Supporting Contributor Post
If you run your own business, one of the biggest challenges you may be facing is finding talented people who can work for you. When you’re looking to hire or recruit workers for your team, it’s best to seek individuals who have the potential to be leaders. Individuals who display certain traits may be more likely to find success in your organization and become effective leaders some day. Here are six important skills that future leaders may demonstrate.
1. Interpersonal Skills
One good sign that lets you know someone may turn into a leader is if he or she has top interpersonal skills. If a staff member is able to work well with others, then that is a great indication of future potential as a supervisor. Employees who often get into disagreements with others or aren’t good at collaborating may not have the ability to be part of a team. Workers who work well on teams may be able to lead them one day.
2. Communication Ability
Another factor to consider when evaluating your employees’ future potential is their ability to communicate. Don’t just take their speaking ability into consideration. Make sure their writing skills are up to speed as well. Being able to communicate, both verbally and in writing, can help a leader get a strong message across to his or her team members.
3. Intuition and Insight
It’s also important for potential future supervisors within your organization to have intuition about the business or insight within the industry. Some people have a knack for knowing how things are going to go in the near future. If your employee seems to always have a great sense of instinct in the work, that may be a signal that he or she is ready to lead. Intuition is something that comes from within and can’t necessarily be taught. Insight, however, can come along with experience in the industry.
4. Strength in Making Decisions
Being an effective leader means that the right decisions must be made as well. If you have an employee who consistently makes great decisions, you should consider pushing him or her into a leadership role or to take on more responsibilities. A good leader can make decisions without thinking about it for too long, and he or she can use logic and the facts to get there. If you work with people who are indecisive or who make decisions that never pay off, avoid promoting these types of workers to manage large projects or teams.
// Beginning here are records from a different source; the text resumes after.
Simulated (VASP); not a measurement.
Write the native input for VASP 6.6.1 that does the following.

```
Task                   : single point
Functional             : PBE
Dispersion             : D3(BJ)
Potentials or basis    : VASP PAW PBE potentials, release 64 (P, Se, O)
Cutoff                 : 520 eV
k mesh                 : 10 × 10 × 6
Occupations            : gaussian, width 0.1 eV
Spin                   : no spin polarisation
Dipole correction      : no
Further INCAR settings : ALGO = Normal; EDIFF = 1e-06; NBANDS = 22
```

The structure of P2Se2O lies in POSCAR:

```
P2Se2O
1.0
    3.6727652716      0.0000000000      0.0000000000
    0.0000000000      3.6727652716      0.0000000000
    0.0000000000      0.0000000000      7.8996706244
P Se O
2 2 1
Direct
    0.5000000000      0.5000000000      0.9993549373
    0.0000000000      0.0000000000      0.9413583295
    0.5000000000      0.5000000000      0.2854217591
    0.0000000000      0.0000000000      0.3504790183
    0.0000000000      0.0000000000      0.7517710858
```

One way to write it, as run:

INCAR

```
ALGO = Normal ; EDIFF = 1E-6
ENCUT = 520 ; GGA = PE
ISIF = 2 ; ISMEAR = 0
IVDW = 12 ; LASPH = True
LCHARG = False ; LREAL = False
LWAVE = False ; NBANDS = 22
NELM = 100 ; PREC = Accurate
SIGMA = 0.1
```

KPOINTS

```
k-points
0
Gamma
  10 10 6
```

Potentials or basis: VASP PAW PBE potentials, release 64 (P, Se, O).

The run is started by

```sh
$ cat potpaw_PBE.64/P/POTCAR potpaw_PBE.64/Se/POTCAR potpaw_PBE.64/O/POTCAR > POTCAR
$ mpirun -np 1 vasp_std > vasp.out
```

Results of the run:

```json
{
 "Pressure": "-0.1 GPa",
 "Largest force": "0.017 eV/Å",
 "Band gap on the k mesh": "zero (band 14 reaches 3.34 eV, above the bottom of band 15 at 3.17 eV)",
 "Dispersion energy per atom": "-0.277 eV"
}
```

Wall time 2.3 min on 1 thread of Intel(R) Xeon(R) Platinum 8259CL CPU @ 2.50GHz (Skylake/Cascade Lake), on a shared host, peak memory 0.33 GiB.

5. Professional Development Commitment
Workers who strive to advance in their career also share another common trait, a commitment to furthering their skills. If you have employees who take advantage of professional development opportunities, these are the people to watch for future advancement potential. Employees who have leadership potential may also work toward advanced degrees, such as the USC MCM program, the Master of Communication Management. Workers who seek additional knowledge and skills in the industry are readying themselves for leadership.
6. Focus on Self-Direction
Finally, when evaluating your staff for leadership potential, focus on employees who can work well under limited direction from superiors. Those who do their best work without much supervision are the ones who could potentially be in charge of bigger parts of your organization. You should aim to hire employees who can take initiative and who are self-directed and motivated when recruiting new talent. That way, the transition to a role in management will be much smoother and natural for the staff member.
Getting the right kind of people to help you lead your company to success can be tricky. If you invest in smart hiring practices and carefully assess your potential employees, you could gain a workforce that has strong potential to take on more responsibility within your company.
Leslie Truex is an ideaphoric writer, speaker, entrepreneur, social worker and mom trying to do it all from the comfort of her home. Since 1998, she's been helping others create careers they love by providing work-at-home information and resources through Work-At-Home Success.
Note: Work-At-Home Success contains advertising as well as screened work-at-home jobs and resources. Some posts may contain affiliate links, which means I may receive compensation if you register or buy using the link. Occasionally, WAHS publishes "Supporting Contributor" posts or paid reviews for which compensation is paid. These posts are marked as such. All opinions are my own. Click here for full details and disclosures.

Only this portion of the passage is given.